Granny & The Blackboy Peach Tree

It's the start of the blackboy peach season. 

Our first blackboy peach tree in Southbridge came from Granny's place in Leeston.   These marvellous little peach trees breed true and grow readily from the stone so once you have one there's a good chance more will spring up around it.  So it was that Granny gave us one of her baby trees many years ago before she died in 1980.

Dad planted it at the front of the orchard in Southbridge.  In 1983 when my beloved Collie dog Charn died suddenly when he was only 4 years old I was heartbroken.  I buried him beside what was then still the fairly young blackboy peach tree given to us by Granny and put a fence around the grave.   For a long time that peach tree thrived and produced many peaches and then it too died - but not before it had produced more baby peach trees.  Those baby peach trees and their offspring are the ones we still have today.  So it is the cycle of life continues.

As the writer and poet Robert Frost once wrote, "In three words I can sum up everything I've learned about life - it goes on". 

As the years go by time and time again I find myself associating a tree or a plant or produce with a relative or friend, the association often triggering loving memories because it was a tree they gave to us or a flower that was a favourite of theirs or I just remember how much my mother's side of the family loved pickled onions. 

When Granny gave Dad the baby peach tree he didn't want to take it there and then. He said he'd get it another day.  Granny said, "No, no, take it now. Another day might never come".

 And so as we once again begin to gather another bounty of delicious peaches Granny's words and wisdom echo through my mind, down over the years like a river running over stones to the sea - and I remember my wonderful grandmother whom I loved greatly and still miss.  She was the 13th of 13 children.  She was feisty and didn't suffer fools gladly but she was very kind.  And it's because of her kindness we get to enjoy these beautiful peaches, God rest her soul. 

Below : Two of the young blackboy peach trees which are descended from Granny's original tree.

Below : Andrew poses with the latest batch of blackboy peaches we preserved.

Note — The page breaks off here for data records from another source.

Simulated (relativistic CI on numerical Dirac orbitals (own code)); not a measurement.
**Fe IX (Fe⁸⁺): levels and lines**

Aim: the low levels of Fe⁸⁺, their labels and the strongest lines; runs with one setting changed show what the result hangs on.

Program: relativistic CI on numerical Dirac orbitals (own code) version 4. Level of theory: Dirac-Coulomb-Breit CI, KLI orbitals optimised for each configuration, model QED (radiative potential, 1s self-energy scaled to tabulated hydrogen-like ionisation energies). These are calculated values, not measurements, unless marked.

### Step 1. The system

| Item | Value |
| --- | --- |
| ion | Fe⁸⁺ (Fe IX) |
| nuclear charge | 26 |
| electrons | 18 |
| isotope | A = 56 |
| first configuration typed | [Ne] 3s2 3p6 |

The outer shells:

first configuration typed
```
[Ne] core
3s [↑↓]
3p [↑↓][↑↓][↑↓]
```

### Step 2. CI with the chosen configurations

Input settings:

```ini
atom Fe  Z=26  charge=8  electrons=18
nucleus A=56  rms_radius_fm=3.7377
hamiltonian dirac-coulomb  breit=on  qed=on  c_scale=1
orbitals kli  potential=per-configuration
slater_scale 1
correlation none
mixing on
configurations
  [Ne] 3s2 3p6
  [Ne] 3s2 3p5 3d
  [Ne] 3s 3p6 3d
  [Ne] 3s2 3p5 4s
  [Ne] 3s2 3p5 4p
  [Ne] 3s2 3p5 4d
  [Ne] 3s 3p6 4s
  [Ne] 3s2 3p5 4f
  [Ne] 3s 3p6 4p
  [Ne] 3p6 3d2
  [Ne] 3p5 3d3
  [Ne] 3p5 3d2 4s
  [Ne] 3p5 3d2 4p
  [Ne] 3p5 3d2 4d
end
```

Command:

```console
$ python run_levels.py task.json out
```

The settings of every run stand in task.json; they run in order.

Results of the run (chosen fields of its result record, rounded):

Below : My beloved Granny 
Julia Frances Manson nee Brears 
Gone but never forgotten

Born Halkett, Canterbury 20 December 1897
Died Christchurch, Canterbury 16 November 1980. Lived most of her life in Leeston. 

I have fought the good fight, I have finished the race, I have kept the faith.
2 Timothy 4:7

Now sleeping peacefully at the top of the rise in the Ellesmere Cemetery, below:

In three words I can sum up everything I've learned about life: it goes on. Robert Frost
Read more at: http://www.brainyquote.com/quotes/quotes/r/robertfros101059.html
In three words I can sum up everything I've learned about life: it goes on. Robert Frost
Read more at: http://www.brainyquote.com/quotes/quotes/r/robertfros101059.html

Monday, 28 March 2016

Kittens At Dawn

The "wild black kitten" Tabitha is not so wild any more! She is discovering the delights of windowsills and net curtains. 

Monday, 21 March 2016

A Riot Of Beans

I'm a disorderly gardener.  I like creating a riot of plants and I poke things everywhere, anywhere.  If I see an empty container or an old bucket somewhere there's a good chance it will soon be growing a potato or a cucumber.  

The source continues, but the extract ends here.